The story opens with a phone to Stern telling him NASA had lost contact with the spaceship, this after nine years of flight and only a week before the flyby was due to happen. On his way over, Stern “couldn’t help but think of NASA’s ill-fated Mars Observer … [that also went silent, just three days reaching Mars … It had blown up.” But this would be worse. Mars has had a host of visitors from Earth; this was Pluto’s first and most likely only for decades, if not longer. New Horizons, Stern feared, would “become a poster child for dashed dreams and failure.”
It’s no spoiler to say that New Horizons did not blow up, did not become a symbol of utter failure and busted dreams. And I of course knew that even as I was reading this. But somehow, cutting away to the main part of the story (as one long flashback) before we find out whether (really “how”) NASA regained contact still felt tense. It shouldn’t have worked as a tension builder, but it did. And that’s pretty much true of all of Chasing New Horizons. It all just works.
The book moves along at a fast but comprehensible clip. Early in the story the necessary context and background — prior space missions, the discovery of Pluto and its naming, finding out Pluto had a moon — are effectively and concisely covered. The sheer chutzpah of thinking we could send a spacecraft billions of miles away is nicely conveyed, as is the passion of those early believers who had to push NASA to even consider such a seemingly outlandish proposal.

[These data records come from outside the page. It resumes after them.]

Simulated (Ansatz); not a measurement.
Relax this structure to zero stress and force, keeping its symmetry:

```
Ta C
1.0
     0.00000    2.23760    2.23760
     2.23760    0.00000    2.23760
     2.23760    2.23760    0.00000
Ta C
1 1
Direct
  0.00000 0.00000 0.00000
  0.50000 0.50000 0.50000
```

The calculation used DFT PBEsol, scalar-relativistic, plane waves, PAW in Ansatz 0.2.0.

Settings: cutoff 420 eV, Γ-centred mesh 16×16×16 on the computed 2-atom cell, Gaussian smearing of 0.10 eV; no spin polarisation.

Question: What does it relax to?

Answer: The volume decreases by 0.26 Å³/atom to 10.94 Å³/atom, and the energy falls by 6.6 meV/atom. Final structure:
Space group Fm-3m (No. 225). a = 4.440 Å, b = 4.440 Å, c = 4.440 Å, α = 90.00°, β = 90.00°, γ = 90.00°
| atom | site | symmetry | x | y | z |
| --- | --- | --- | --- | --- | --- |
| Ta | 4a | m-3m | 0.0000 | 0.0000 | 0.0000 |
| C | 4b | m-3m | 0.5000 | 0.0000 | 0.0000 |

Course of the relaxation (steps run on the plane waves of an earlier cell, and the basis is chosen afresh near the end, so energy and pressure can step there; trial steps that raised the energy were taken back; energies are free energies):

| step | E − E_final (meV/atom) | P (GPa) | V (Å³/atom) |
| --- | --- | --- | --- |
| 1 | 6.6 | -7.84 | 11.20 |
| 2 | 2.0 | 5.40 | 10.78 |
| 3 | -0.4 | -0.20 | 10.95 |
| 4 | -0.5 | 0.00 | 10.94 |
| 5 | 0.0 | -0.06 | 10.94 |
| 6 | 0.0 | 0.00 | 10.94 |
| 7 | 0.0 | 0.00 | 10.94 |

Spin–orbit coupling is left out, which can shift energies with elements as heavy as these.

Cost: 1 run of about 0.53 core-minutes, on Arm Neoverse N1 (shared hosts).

Or, it turns out, proposals, since the book details the fierce competition between multiple teams trying to reach Pluto. A literal competition, since NASA took plans and then would choose only one. You’d think the science, or maybe the cost, would be the deciding factors, but some of the more fascinating tidbits are the ways politics, personalities, professional rivalries, and the like played major roles in the back and forths and ups and downs before Stern’s proposal/team (an underdog group to the much more established Jet Propulsion Laboratory) was finally chosen. The authors don’t shy away from some of the more petty activity, or even out and out charges of attempted sabotage (not of equipment but of mission control). Senator Barbara Mikulski is one of the heroes of the story (later Stern notes she should have a Pluto feature named after her), while new NASA head Dan Goldin comes across as painfully naïve when he says he wants a Pluto mission to bring back a sample in under ten years and for less than a 100 million.
There are more than a few tense moments in the pre-mission stretch, including the whole idea being canceled more than once. The anxiety gets ramped up by a ticking clock, caused by how far away Pluto is — the launch window for a successful mission was pretty tight; fail on this one, or get it overly delayed, and NASA would have to wait decades for the next propitious time. While all this is going on there’s a fun but sharply delivered digression into the whole controversy over whether or not Pluto was even a planet any more, based on the new discoveries of large bodies out in the Kuiper Belt. Frustrating as that was for the team, it did actually help them as tacking on a promise to explore one such body gave added weight to their proposal.
Wisely, we don’t delve into too much engineering detail, though we get enough to know what instruments were aboard and what they did, as well as how advanced they were, the difficulties of building machines that work in the harshness of outer space, and the incredible diligence that has to go into testing them. After all, one can’t just pop out and fix something that breaks when the machine is a few billion miles away.
Every time Chasing New Horizons’ story seems to be in cruise control, there’s another little twist or turn to rev up the interest level. The aforementioned argument over Pluto’s status. The discovery of more moons beyond Charon. The worry over a debris field in the area that could cause catastrophic failure. Tough decisions that had to be made regarding mission priorities. And then, of course, that loss of contact.
The problem was of course eventually solved (with people working days without sleep, or the luckier ones sleeping on air mattresses in hallways), and then the book moves into sheer wonder mode as New Horizons begins to send back high-res photos. Here is Stern on that moment:
This wasn’t another fuzzy image made from too great a distance … this one was razor sharp, and for the first time revealed Pluto’s amazing geological beauty. With that image, Pluto became a place, just like Mars or Titan or even Earth, and it revealed itself to be a place beyond my wildest imagination. You could see mountain ranges, craters, canyons, giant ice fields, and more! Pluto was gorgeous … I couldn’t take my eyes off it.
High fives, cheers, shivers, and tears make the rounds, and I confess I choked up myself at a few points (yes, I’m that guy). Pause and think for a moment of the achievement. Twenty-six years in the planning and building, almost three thousand people involved, culminating (for the moment) in pictures of a place three billion miles from Earth. Adding even more poignancy is that New Horizons carried with it some of Clyde Tombaugh’s ashes.
Post-contact the book reveals some of the science already pulled from the data, which has really overturned a lot of what had been the “common wisdom” with regard to Pluto. The pictures and data provided surprise after surprise, and scientists will be poring over it for decades to come. Meanwhile, New Horizons is not finished. It’s on its way now to a flyby date with Kuiper Object 2014 MU69 (Ultima Thule) in early 2019, and as long as it is funded, it can continue operating and sending data perhaps into the 2030s. Stern and Grinspoon might have another book on tap.
I, for one, would immediately pick it up. Chasing New Horizons is top notch non-fiction. It does what the best popular science should do — impart fascinating information but without leaving out the human passion driving all the numbers and data, teaching as it also inspires. Highly recommended.